Saavedra provided solid data to the Visayas ombudsman looking into the summit purchases.

He is in the business himself and the costs he gathered was from the same source that produced the lamps the winning bidders sold to Cebu City, and cities of Mandaue and Lapu-Lapu.

The suspects

Technically, it was Department of Public Works and Highways (DPWH) that made the purchase. DPWH 7, washing its hands, points to its central office.

Are the LGUs off the hook? Surely not. Those who transact with government know that DPWH deals with fund beneficiaries, in this case, officials of the three cities.

Mandaue and Lapu-Lapu particularly can't claim innocence. In preparing programs of work, they might have colluded with DPWH Manila in rigging prices. As to Cebu City, it may be faulted for not looking closely at the cost.

The LGUs are not sources of the fund but they are still bound to check what they were getting from the national government money spent on their cities. Besides, did they not expect they could be suspected, as they are now being suspected, of sharing in ill-gotten proceeds?

Staggering gap

Many people thought an overprice was likely (after all, it's nothing new in our culture and times) but they must still be shocked over its size.

Consider the accusation on the table:

l Lamps bought for P224,000 each for Mandaue City, when they could have been secured from another supplier for P31,000 each because their price at source in China is only P11,000 each.

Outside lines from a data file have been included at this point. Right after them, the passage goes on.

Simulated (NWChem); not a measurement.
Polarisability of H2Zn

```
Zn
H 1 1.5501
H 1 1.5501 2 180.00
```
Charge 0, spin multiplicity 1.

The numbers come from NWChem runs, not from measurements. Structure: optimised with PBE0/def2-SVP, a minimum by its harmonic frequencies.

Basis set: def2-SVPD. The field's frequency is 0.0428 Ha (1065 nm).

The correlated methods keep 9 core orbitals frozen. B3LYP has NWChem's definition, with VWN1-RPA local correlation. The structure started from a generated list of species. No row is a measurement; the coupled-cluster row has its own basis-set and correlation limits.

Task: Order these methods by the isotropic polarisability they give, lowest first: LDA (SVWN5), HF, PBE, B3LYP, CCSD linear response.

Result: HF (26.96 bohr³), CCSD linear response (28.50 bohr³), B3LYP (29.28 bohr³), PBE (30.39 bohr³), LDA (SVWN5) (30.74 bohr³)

l Lamps bought for P85,000 each for Cebu City, when the other supplier offered to sell at P24,000 each because he could get them from the China source for only P8,500 each.

Those responsible may cite the number of people who share the pie, but must they be so greedy? The gap between acquisition cost and selling price is simply staggering.

Cut up one lamp and post, will they bare jewels to match the price?

Until culprits are named and prosecuted, the lamps stand as cold reminder of corruption and our inability to overcome it.